Choosing k items from n items with m distinct objects

Question

I see this question in various formulations so trying to get a general answer:

Let there be $m$ distinct balls (say, of different colors) with $n_i$ number of balls of each type $i$. Let $n=\sum n_i$.

What is the number of ways of selecting $k$ balls?

I want to focus on the part where $k\le m$ and $\min {\{n_1, n_2, \dots,n_m\}}<k< \max{\{n_1, n_2, \dots,n_m\}}$. So that all other cases will be subset of possibilities from this case (right? I think so because now the selection can have $1$ to $k$ distinct balls).

I could get this much:

WLOG let $n_1<n_2<\dots<n_m$. Let $j>0$ be such that, $n_{j+1} \ge k > n_j$.

• So, for selecting $k$ distinct balls, there are ${m}\choose{k}$ ways.
• For $k-1$, two cases: (1) $n_1>1 $, (2) $n_1=1$.
  • For (1), it should be ${m\choose{k-1}}(k-1)$.
  • For (2), it should be ${m-1\choose k-1}(k-1)+{m-1 \choose k-2}(k-2)$

And so on.

How, if possible, can this be generalized?

Answer 1

I don't think there's a convenient formula for this in full generality. One way to do it this:

The number of solutions in integers to the equation $$k_1+k_2+\cdots+k_m=k$$ subject to $k_1+k_2+\cdots+k_m=k,\ i=1,2,\dots,m$ is the coefficient of $x^k$ in $$(1+x+x^2+\cdots+x^{n_1})(1+x+x^2+\cdots+x^{n_2})\cdots(1+x+x^2+\cdots+x^{n_m})$$

Think about how you go about expanding the polynomial, and I'm sure you'll see why this is the case.

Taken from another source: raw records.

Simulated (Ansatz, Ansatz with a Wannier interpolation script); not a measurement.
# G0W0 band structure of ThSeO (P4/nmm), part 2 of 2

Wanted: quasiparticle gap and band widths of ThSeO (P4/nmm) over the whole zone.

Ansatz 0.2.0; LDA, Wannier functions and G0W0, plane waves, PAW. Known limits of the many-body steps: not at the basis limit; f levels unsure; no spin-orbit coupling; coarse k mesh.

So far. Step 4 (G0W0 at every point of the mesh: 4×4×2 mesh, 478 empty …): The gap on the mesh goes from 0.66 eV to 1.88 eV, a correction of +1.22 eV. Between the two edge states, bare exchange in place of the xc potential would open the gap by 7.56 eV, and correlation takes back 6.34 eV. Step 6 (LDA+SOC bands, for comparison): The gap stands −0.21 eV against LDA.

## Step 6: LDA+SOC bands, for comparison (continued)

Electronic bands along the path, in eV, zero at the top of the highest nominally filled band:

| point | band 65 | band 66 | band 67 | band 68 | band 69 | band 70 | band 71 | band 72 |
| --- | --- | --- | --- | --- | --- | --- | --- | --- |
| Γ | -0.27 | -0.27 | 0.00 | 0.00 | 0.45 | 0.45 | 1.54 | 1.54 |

For special cases, such as when all the $n_i$ are equal, you can get a formula. For example, suppose $m=7,\ k=15,$ and each $n_i=3$. Then we want the coefficient of $x^{15}$ in $$\begin{align} (1+x+x^2+x^3)^7&=\left(\frac{1-x^4}{1-x}\right)^7\\ &=(1-x^4)^7(1-x)^{-7}\\ &=\sum_{k=0}^7(-1)^k\binom7kx^{4k}\sum_{k=0}^\infty(-1)^k\binom{-7}kx^k\\ &=\sum_{k=0}^7(-1)^k\binom7kx^{4k}\sum_{k=0}^\infty\binom{k+6}{6}x^k \end{align}$$

Now we just have to pick out the terms that contribute to the coefficient of $x^{15}$. I get $$\binom70\binom{21}6-\binom71\binom{17}6+\binom72\binom{13}{6}-\binom73\binom96$$

If I had to do a problem like the one you described, I'd do it with a computer algebra system.